Now the interpretation of history lies here, with these coöperative workers upon the mystery of life and of its environment, and their interplay. That does not mean that history is to be explained from the outside. More economics means more history — if it is good economics. Marx, for instance, attempted to state both facts and processes of industrial history, Malthus of population, Ricardo of wages, etc. Both facts and processes are the stuff of history. The statement of a process may be glorified into a “law,” but a “law” merely means a general fact of history. It holds good under certain conditions, which are either historical or purely imaginary, and it is only in the latter case that it lies outside the field of history. It is the same with psychology as with economics. It supplies an analysis of action, and action is history. Explanation is more knowledge of the same thing. All inductive study of society is historical.

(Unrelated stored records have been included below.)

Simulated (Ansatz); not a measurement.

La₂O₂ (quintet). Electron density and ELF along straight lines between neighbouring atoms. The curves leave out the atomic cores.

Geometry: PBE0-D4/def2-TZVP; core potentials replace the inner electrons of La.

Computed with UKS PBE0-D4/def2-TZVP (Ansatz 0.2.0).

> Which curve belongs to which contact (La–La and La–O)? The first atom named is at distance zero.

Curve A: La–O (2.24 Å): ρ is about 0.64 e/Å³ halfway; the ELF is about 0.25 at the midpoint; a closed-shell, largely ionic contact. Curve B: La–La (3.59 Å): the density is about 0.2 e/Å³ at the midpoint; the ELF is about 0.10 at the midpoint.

The interpretations of history are historical in another sense. Looking back over the way we have come, from Greek philosophers to modern economists and psychologists, one can see in every case that the interpretation was but the reflex of the local environment, the expression of the dominant interest of the time. History became critical in that meeting place of East and West, the Ionian coast of Asia Minor, where divergent civilizations were opened up for contrast with each new arrival from the south and west and where travellers destroyed credulity. In the same way, as we have traced it, the isolated landed society of the Middle Ages, with its absence of business and its simple relationships, could rest complacent with an Augustinian world-view. Nothing else was demanding explanation. When business produced a Florence and Florence a 334 Machiavelli, we have a gleam of newer things, just as Voltaire and Hume mirror the influence of Galileo, and the voyages to China. With the nineteenth century the situation becomes more complicated, and yet one can see the interpretation of history merely projecting into the past — or drawing out of it — the meaning of each present major interest. Kant and Hegel fit into the era of ideologues and nationalist romanticists; and their implications are developed under the reaction following the French Revolution. Buckle draws his inspiration from the trend of science which produced — in the same year — the Origin of Species. Marx is the interpreter of the Industrial Revolution.

But this does not mean that interpretations of history are nothing more than the injection into it of successive prejudices. It means progressive clarification. Each new theory that forces itself upon the attention of historians brings up new data for their consideration and so widens the field of investigation. The greater knowledge of our world today reveals the smallness of our knowledge of the past, and from every side scholars are hastening to make the content of history more worthy of comparison with the content of science. From this point of view, therefore, interpretation, instead of assuming the position of a final judge of conduct or an absolute law, becomes only a suggestive stimulus for further research.

We have, therefore, an historical interpretation of interpretations themselves. It accepts two main factors, material and psychical, not concerning itself about the ultimate reality of either. It is not its business to consider ultimate realities, though it may be grateful for any light upon the subject. Less ambitious than theological, philosophical or even economic theories, it views itself as part of the very process which it attempts to understand. If it has no ecstatic glimpses of finality, it shares at least to the full the exhilaration of the scientific quest. It risks no premature fate in the delusive security of an inner consciousness. When you ask it “Why?” it answers “What?”

FOOTNOTES

1  This chapter is the reprint of an article in The American Historical Review for July, 1913 (Vol. XVIII, No. 4). It was first given as a lecture in the University of Illinois in that year. It has been added as a sort of supplementary chapter in view of the impossibility of completing the survey of mediæval and modern historians for some years to come.

2  K. Marx, Die heilige Familie (1845), p. 238.

3   Quoted from the preface to the second edition of Capital.